Will a FISA lapse cause a disaster? It depends on who you ask

Tyler Mitchell By Tyler Mitchell Jun9,2024

Grumbling in the Senate over how – and when – to reauthorize the nation’s warrantless surveillance powers is renewing questions over whether the foreign spy program may be plunged into a legal gray area.

Section 702 of the Foreign Intelligence Surveillance Act (FISA) is set to expire April 19, igniting a rush for those concerned about a lapse in the law that authorizes the government to spy on foreigners located abroad.

But many of those pushing for reforms for Section 702 don’t share their concerns on timing, suggesting it’s better to let the spy tool expire if it affords them more time to tinker with the law.

The stakes of doing so depend on who you ask.

“We will go blind on April 20th,” House Intelligence Chair Mike Turner (R-Ohio) told reporters last week, a few days before the chamber approved the bill reauthorizing FISA 702 that is now being mulled by the Senate.

Others have suggested FISA’s expiration is little more than another date on the calendar.

“I’m not concerned with the date,” Sen. Rand Paul (R-Ky.), a FISA critic, said of the looming deadline. 

“If all else fails, I think we can live under the Constitution maybe for a day, maybe two days.”

Senate Majority Leader Chuck Schumer (D-N.Y.) on Tuesday filed cloture on a motion to proceed on the House’s FISA package, a first step to taking up the bill.

But FISA 702 has hit numerous roadblocks to reauthorization, pushing Congress to pass a short-term extension in December that sidestepped its end of the year expiration, punting the battle to April.

Sen. Ron Wyden (D-Ore.), concerned the privacy of U.S. citizens will be infringed upon by the program, has pledged “to do everything in my power to stop it from passing in the Senate” unless additional reforms are added to protect Americans whose communications with foreign targets are swept up during surveillance.

The bill does include reforms to the 702 process, including a drastic winnowing of who can approve queries involving U.S. persons. It also requires an after-the-fact review of those searches. But it doesn’t include the warrant requirement many privacy hawks championed and some are hoping to strip other measures added from the House bill. 

The confusion over FISA 702’s future stems in part from dueling approvals of the program.

While the congressional authority underlying the law will expire April 19, the Foreign Intelligence Surveillance Court recently recertified the program for another year, with that certification set to lapse in April of 2025.

“If the government has obtained renewal of the certifications, even if the law is not reauthorized this month, those certifications remain in effect over the course of the year,” said Carrie Cordero, a former attorney with the Office of the Director of National Intelligence, who has advocated for reauthorizing FISA 702.

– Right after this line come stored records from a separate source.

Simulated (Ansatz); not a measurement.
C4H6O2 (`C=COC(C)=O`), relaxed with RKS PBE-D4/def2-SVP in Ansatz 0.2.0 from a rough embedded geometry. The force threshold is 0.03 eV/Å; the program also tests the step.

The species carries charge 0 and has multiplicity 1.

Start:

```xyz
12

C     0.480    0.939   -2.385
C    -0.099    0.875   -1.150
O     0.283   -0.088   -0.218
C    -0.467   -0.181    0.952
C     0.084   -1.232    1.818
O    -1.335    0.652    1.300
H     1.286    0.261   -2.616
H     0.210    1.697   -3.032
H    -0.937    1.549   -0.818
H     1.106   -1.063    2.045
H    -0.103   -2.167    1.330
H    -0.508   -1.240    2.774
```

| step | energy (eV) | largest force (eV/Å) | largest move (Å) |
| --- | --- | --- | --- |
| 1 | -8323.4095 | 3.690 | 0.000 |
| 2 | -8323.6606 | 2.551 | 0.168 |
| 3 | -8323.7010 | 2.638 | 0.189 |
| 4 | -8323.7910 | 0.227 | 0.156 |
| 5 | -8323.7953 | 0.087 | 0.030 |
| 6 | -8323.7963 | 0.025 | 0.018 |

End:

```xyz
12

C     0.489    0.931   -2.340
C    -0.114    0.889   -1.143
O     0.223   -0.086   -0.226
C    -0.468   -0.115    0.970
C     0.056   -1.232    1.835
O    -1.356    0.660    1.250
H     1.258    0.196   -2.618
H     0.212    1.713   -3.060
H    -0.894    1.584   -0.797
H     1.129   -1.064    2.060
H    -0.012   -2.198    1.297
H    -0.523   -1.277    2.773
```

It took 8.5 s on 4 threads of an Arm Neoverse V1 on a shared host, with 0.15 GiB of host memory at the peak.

“The government should be able to add new targets but there’s some element of uncertainty that potentially that could be challenged and it’s not good from a national security perspective to have any ambiguity about the legal authority that’s in place,” she said.

The government has asserted those concerns are not just theoretical.

To national security leaders, having one and not the other would open the door to resistance from tech companies like Google and cell phone providers who have been asked to aid in the surveillance of foreign targets.

“We know from experience going back to 2008, when there is a lapse in the underlying authority, it introduces a degree of uncertainty that leads to noncompliance. It leads to litigation. It leads to a reduction in overall collection,” a senior administration official told reporters earlier this month.

The official was referring to the lapse in a precursor to FISA 702, one that both the attorney general and director of national intelligence (DNI) said at the time had real impacts.

“We have lost intelligence information this past week as a direct result of the uncertainty created by Congress’s failure to act,” then-Attorney General Michael Mukasey and then-DNI Director J.M. McConnell wrote on the sixth day after the law expired.

Not everyone agrees the situation would be so dire.

Elizabeth Goitein, senior director of the Brennan Center for Justice’s Liberty & National Security Program, accused the government of over inflating the risk that could stem from possible challenges.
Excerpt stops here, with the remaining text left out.